My grateful thanks to Stephan Collishaw at Noir Press for a copy of The Last Day by Jaroslavas Melnikas in return for an honest review. I don’t read nearly enough fiction in translation and am delighted to have this Lithuanian book here on Linda’s Book Bag today.
Published by Noir Press, The Last Day is available for purchase here.
The Last Day
Winner of BBC Book of the Year
Jura finds that the favourite rooms in his house, each designed to reflect an aspect of his personality, are disappearing one by one. He remembers perfectly well playing the piano in ‘The Grand Piano Room’. However, the other members of his family deny the room ever existed.
A man publishes a book listing the dates that everybody in the world will die. A family counts down the days to the death-date of their son.
An architect receives letters from God giving him choices which throw him into a moral dilemma.
My Review of The Last Day
A collection of eight short stories reflecting on the philosophy of life.
My goodness. The Last Day is one of the most thought-provoking books I have read in a very long time. I’m not sure I understood all Jaroslavas Melnikas’ allusions and intentions, but this collection certainly made me consider the nature of life, identity, truth, religion and philosophy.

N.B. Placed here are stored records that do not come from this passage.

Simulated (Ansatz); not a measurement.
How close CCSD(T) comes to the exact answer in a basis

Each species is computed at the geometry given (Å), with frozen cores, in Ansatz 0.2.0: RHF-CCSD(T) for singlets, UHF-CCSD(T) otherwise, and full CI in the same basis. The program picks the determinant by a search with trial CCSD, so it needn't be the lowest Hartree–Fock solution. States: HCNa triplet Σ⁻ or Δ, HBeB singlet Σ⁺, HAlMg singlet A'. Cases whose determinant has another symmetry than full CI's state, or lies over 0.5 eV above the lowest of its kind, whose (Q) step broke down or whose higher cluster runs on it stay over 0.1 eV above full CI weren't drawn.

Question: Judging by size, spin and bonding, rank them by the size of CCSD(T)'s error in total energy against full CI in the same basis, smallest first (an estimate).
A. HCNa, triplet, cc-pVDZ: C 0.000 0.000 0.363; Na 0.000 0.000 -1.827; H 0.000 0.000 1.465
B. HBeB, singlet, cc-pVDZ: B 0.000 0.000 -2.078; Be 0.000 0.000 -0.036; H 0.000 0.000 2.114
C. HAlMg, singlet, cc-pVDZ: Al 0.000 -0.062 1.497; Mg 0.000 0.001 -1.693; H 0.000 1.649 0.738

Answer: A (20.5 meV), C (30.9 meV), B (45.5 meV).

The quality of imagination in creating these stories is exceptional and they have lost nothing in Marija Marcinkute’s translation. The stories are intense and the prose is eloquent and meaningful. The variety of syntax and the rhetorical questions made me think hard about my own life and the realities we create for ourselves – not always truthfully. Jaroslavas Melnikas lays bare the manner in which we can be self-deceptive, how we make frequently selfish choices and how we construct our own life’s narrative, sometimes only too thoughtlessly as in On The Road. I found many of his approaches and allegorical ideas very unsettling. There’s a nightmarish quality to many of the stories (especially with the disappearing rooms in The Grand Piano Room) and the concept of knowing exactly which day I will die on as happens in The Last Day confirmed for me that I do not want to know. This story is also an effective salutary tale of how we have become inured to social media, living our lives in public, even at its most intimate of moments such as our deaths.
I found myself attributing meaning and interpretations that may be very wide of the author’s intentions. In A.A.A I became convinced that the title was onomatopoeic for the sound of the increasingly challenging questions being asked – Eh? Eh? Eh? Both The Author and It Never Ends made me consider alternative realities far more than any science fiction I have read.
I’m not sure quite what I think of The Last Day. I’m puzzled, disturbed and unsettled by these stories. I’m going to have to return to them time and time again as I have a feeling their meanings and significance will shift and alter as my life moves on and changes, so that I am bringing different reader experiences to them. Whatever my final thought are, The Last Day holds some very special stories; they are utterly fascinating and I really recommend them.
About Jaroslavas Melnikas
Jaroslavas Melnikas is one of the most inventive and interesting Ukrainian and Lithuanian writers today. La Croix wrote of him, ‘He meditates, like Dostoyevsky, on the relationship between sin and freedom.’
Jaroslavas Melnikas is a Lithuanian of Ukrainian descent. He studied at Lvov University and at the M. Gorki Institute of Literature in Moscow. He has written six books of fiction and a collection of philosophical essays in Lithuanian, as well as several books of poetry and prose in Ukrainian and a novel in French. He is winner of the BBC Book of the Year for the stories in this collection.